Ben Stein's Crazed Attack On Goldman
It’s been quite a while since we spent so much time thinking about Ben Stein. And when we say we’re thinking about Ben Stein we mean, as is so often the case, laughing about Ben Stein. His “Everybody’s Business” column is so consistently—we almost want to say insistently—muddled that we sometimes find it hard to even comment on it. There’s no reply to his arguments because, well, there are so few actual arguments in his arguments.
Yesterday’s column on the perfidy of Goldman Sachs selling collateral mortgage products while shorting the mortgage market is a masterpiece of the style of Stein. His major premise—which is apparently borrowed from a recent piece in Fortune by Allan Sloan*—is that there is something deeply unethical about “peddling” collateralized mortgage obligations while shorting this market through index sales.
The ethics of shorting a market while selling related financial products to those who are long that market reminds Stein of KGB ethics. We’re not going to pretend to understand this analogy. Instead, let’s get straight to the heart of the matter: Stein is criticizing Goldman for hedging its bets.
One of the more popular criticisms of many Wall Street institutions is that they didn’t manage their risk in credit markets well enough—mostly because so many of them were so long in credit markets. Goldman was one of the few that managed to avoid serious losses because while it participated in the credit boom—by lending into the LBO market and by selling collateralized mortgages, among other things—it was also taking positions that profited when this turned around. This is actually what we expect of a well-managed, diversified investment bank. Stein says it’s not an example of “sterling conduct” but that is exactly what it looks like to us.
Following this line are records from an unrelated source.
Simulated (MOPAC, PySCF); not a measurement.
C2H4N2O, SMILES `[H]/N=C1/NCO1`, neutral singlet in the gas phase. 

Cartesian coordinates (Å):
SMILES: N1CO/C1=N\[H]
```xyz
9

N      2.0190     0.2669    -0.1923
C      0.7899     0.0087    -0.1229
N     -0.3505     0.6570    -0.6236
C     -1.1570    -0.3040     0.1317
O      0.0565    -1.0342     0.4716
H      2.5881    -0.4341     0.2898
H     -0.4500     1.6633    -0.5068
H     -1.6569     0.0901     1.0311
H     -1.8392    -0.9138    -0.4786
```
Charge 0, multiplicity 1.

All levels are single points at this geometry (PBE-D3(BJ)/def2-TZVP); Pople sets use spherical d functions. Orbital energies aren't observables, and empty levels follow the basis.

Other banks and brokerages have found that they've taken a double hit from the credit markets because they had both long positions in credit and were dependent on the revenues from selling credit products to see profits. If this is what Stein considers "sterling conduct" we'll take the Teflon coated Goldman version any day.
Perhaps more importantly, the buyers of Goldman’s CMO products were not even remotely close to the kind of people who bought tech stocks that were pumped up by sale-crazed analysts in the late nineties. The CMO investors were sophisticated institutions, perhaps some wealthy individuals and hedge funds. Goldman is entirely entitled to take a position that differs from customers who are drove up the demand for credit products.
By shorting the market for these things Goldman may well have created a downward pressure on the prices for credit products. Without that short pressure, investors who stayed long in the market may have well continued to pay even higher pressure. At least short interest in indexes such as the ABX created a warning signal that the prices were not reflecting the risk of these products. Goldman may have actually lessened the pain of the collapse of the CMO market by shorting it early.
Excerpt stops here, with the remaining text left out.